What do you do if you have a fantastically successful ODI opening batsman whose skillset is not particularly well suited to opening in Tests but on talent grounds alone cannot be left out of the Test side? There was an easy answer when the batsman in question was Nathan Astle 20 years ago.
The answer back then was simply to bat Astle at 5. Astle played 100 Test innings at 5 or lower, and averaged over 37 there. His most notable innings was the then fastest Test double century – 222 runs off only 168 balls.
Although the team that Astle came into in 1996 was far weaker than the one Martin Guptill is trying to break into, it seemed natural for the free-spirited, hard-hitting Astle to begin his career at 5.
Guptill never had the easy luxury of simply slotting into 5, mostly because Brendon McCullum had that spot nailed down and partly because the Black Caps were so desperate to find a decent opener that anyone with notable skill was thrown into the breach.
Nathan Astle averaged 34 with the bat in ODI cricket, and three runs more in Tests. Martin Guptill averages 42 in ODI cricket – three runs more would see him averaging 45. Moreover, Guptill’s world-class fielding adds at least five runs to his value per innings.
A value of fifty runs per innings at No. 5 might sound fanciful given the returns we have so far got from him opening the batting. It should be emphasised, however, that opening the batting in Tests is not only very different to opening in ODIs, it is also very different to batting further down the order, as the opening Test batsman faces a swinging ball, first-choice bowlers who are not tired and an aggressive field.
Although the sample size is very small, Guptill has already played 6 innings at No. 5 – and he averages 68 there.

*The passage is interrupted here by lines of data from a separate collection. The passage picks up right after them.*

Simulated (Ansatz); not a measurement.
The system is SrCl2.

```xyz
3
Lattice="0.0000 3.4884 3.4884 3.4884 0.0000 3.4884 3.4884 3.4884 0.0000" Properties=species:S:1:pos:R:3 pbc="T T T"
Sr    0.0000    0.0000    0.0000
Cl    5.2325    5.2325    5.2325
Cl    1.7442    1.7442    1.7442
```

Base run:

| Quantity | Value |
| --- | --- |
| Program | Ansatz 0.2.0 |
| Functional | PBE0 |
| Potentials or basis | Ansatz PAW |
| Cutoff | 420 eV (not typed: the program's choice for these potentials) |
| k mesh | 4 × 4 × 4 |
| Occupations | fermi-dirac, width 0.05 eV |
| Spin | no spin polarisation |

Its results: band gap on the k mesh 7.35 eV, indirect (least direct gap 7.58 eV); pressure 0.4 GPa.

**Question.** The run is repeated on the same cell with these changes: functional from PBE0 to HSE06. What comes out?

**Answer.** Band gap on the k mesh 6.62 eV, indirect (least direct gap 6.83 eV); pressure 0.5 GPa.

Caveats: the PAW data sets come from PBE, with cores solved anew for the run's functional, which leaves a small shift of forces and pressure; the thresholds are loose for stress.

The other medium-term options for the Black Caps at 5 are Henry Nicholls, who has so far been less impressive there than Guptill was at opener, a promoted allrounder such as Anderson, Neesham or Santner, or blooding a youngster such as Will Young or Tom Bruce.
Guptill at 5 would be better than all of those options. Leaving a player of his talent out of the side because he did not succeed in a role not suited for him, when there is a vacant role perfectly suited to him, is madness.